The law relating to Insolvency and Bankruptcy in India has recently become a hallmark of dynamism with the passage of the Insolvency and Bankruptcy Code, 2016 (Code or IBC) and is witnessing new horizons. The legal regime has undergone a paradigm shift to reach a position where the law is facilitating faster resolution of stressed assets, while also opening avenues for acquisition of businesses as going concerns.
India has evolved from a slow, bureaucratic system under a multitude of legislations such as Sick Industrial Companies Act, Securitisation and Reconstruction of Financial Assets and Enforcement of Security Interest Act, and Recovery of Debt Due to Banks and Financial Institutions Act, to one where the insolvency resolution process is streamlined under a consolidated Code and only two adjudicating authorities are involved – a departure from the old framework that involved multiple fora.
Although having received wide-spread acclaim at resolving the stress situation in the country’s financial system, the Code, still in its nascent stages, requires further fine tuning to iron out issues experienced with growing practical experience. To keep pace, the legislature and the Insolvency and Bankruptcy Board of India (IBBI), a dynamic institution, have been proactive in making amendments to the Code and the regulations to address the shortcomings exposed and doubts created in insolvency resolution processes. This effort is being further supplemented by the judiciary by putting to rest various issues that have been creating a great deal of ambiguity in giving effect to the provisions of the Code. Other stakeholders such as the Securities and Exchange Board of India (SEBI) (discussed later) and Ministry of Corporate Affairs have also notified various changes to further streamline the corporate insolvency resolution process to further advance the objectives of the Code.

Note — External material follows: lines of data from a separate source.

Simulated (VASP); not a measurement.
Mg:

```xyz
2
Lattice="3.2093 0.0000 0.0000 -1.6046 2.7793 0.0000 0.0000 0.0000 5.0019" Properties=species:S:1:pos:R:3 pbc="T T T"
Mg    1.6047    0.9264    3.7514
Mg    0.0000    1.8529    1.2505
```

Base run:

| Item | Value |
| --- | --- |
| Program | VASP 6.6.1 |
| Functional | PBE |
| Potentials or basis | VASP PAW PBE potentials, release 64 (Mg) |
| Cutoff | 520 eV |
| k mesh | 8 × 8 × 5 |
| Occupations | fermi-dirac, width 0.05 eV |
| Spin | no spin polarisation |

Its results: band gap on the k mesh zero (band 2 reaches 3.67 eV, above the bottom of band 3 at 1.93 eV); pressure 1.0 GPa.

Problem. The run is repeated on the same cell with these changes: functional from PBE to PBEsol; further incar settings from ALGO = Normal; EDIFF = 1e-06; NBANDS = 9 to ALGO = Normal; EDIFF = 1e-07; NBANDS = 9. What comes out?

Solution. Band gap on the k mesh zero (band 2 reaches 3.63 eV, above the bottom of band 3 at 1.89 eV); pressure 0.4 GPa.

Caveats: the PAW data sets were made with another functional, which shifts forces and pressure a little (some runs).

The previous legal framework that dealt with cases of insolvency suffered from various defects which made it more difficult for lenders to recover debts from insolvent entities, which was further marred by delays and consequent deterioration of value. The process took several years for liquidation of the debtor company.
Since the debtor company remained in the hands of the promoters and extant management, often there was very little value left for the lenders to recover. Various RBI schemes such as Corporate Debt Restructuring, Joint Lenders Forum, Scheme for Sustainable Structuring of Stressed Assets (S4A), Strategic Debt Restructuring etc. also failed to yield results. Lack of availability of quality information and in quantity required by potential bidders also acted as a major impediment. Under the new law, the resolution professional provides information about the corporate debtor through various modes, the information memorandum being one of them. The new framework provides a time-bound process wherein the first objective is to continue the company as a going concern, preserving its assets, and thereby, the value of the company. The Code marks a significant departure from a debtor in control to creditor in control model, wherein the resolution professional takes control of the corporate debtor and the Code imposes an obligation on the personnel of the corporate debtor to cooperate with the resolution professional.
When a corporate debtor defaults in repayment of dues, Corporate Insolvency Resolution Process (CIRP) can be initiated by a financial creditor under Section 7, by an operational debtor under Section 9 or by the corporate debtor itself under Section 10 of the Code, by making an application to the National Company Law Tribunal (NCLT).